By 1204, John had lost the lands owned in northern France, and King John increased the taxes to recoup his losses without first consulting with the barons. This was againstfeudal law and accepted custom and the barons lost their patience.

As well as causing conflicts with the barons, King John had very public disputes with the Roman Catholic Church, which also damaged his credibility and influence on the people.

Timeline of Events

Coronation and Disputes with the Roman Catholic Church

On 27th May 1199 John was crowned King of England following the death of his brother Richard earlier in the year.

In 1205 King John had an argument with the Pope, who was at the time Pope Innocent III. They disputed who should adopt the position of the Archbishop of Canterbury. The Pope was keen to see Stephen Langton take the title of Archbishop of Canterbury, but King John was against Stephen entering the country and taking up this position.

In 1209 Pope Innocent III finally became frustrated with the decision taken by King John, and he made the decision to excommunicate King John from the church. Excommunication from the Church meant that John, if he died before the excommunication was withdrawn, would not be able to enter Heaven if he died.

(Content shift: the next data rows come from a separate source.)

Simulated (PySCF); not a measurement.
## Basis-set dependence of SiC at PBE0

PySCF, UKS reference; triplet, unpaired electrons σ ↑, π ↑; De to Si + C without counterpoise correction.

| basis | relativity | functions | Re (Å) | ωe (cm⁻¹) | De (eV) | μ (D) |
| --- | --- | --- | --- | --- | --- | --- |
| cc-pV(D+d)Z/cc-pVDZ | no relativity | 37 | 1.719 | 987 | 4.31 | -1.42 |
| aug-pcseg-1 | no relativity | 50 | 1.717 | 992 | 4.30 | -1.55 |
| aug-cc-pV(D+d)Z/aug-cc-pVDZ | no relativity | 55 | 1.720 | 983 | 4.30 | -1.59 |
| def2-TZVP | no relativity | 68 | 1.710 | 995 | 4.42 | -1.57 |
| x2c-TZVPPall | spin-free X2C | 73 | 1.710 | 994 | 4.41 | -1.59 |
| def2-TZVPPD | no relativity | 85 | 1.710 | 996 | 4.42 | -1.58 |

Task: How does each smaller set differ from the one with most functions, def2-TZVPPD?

The Pope also took the decision to ban parish churches from performing traditional church services, and this had a dramatic impact on King John’s ability to rule, as his citizens were influenced by the decision and actions taken by the church. The fear of going to Hell was powerful during these times, and the citizens wanted King John to work with the Church rather than against it to avoid going to Hell.

Faced with these two religious problems, King John had to succumb to the religious pressure from both his people and the Pope, and he agreed to allow Stephen Langton to take the position of Archbishop of Canterbury. However, the Pope was not prepared to let King John get off lightly. Pope Innocent III ordered King John to pay him large sums of money.

Payments to the Pope and Taxes on the People

As such, King John decided to levy considerable taxes on to his people to pay the Pope. The taxes were extortionate, and crippled entire communities. Failure to pay led to swift and fierce reprisals, and there was little room for justice or forgiveness.

In 1212 King John imposed a new set of taxes on the Barons. This was to fund a renewed attempt to regain the land he had lost in Aquitaine, Poitou and Anjou. However, the taxes on his barons became a step too far, and his barons began questioning the king’s methods for ruling the country. Questions quickly became quarrels and quarrels led to fierce and bitter disputes between the king and his barons.

The barons, reluctant to lose to the king and be forced into paying the new taxes, decided to join forces with one of king’s adversaries, the aforementioned Archbishop of Canterbury Stephen Langton.

1214 saw yet another disastrous year for King John. Further losses in France caused King John to return home looking for more money in taxes and more troops. This time, however, the barons were not prepared to accommodate the king and his military and financial requirements.

The Creation of the ‘Articles of the Barons’

The group of barons decided that the influence and the power of the King needed to be curbed, and they felt it was right to make him govern by the old English laws that had prevailed before the Normans had invaded and taken the sovereignty away from the Anglo-Saxons.

The Anglo-Saxons had enjoyed considerably more freedoms and liberties than had been granted by William and the Conqueror and the subsequent Norman kings.

The demands of the Barons were fully documented in the 'Articles of the Barons' in January 1215. Once they knew exactly what they wanted to get, they took up arms against their king and began causing problems to get the king’s attention. By May 1215, the barons had successfully captured London, giving them a powerful leverage tool against the king as well as a strong location to operate from.

Cornering the King

In June of 1215 the barons dressed in full armour, cornered King John, catching him by surprise at Windsor. He was forced into agreeing to a meeting at Runnymede.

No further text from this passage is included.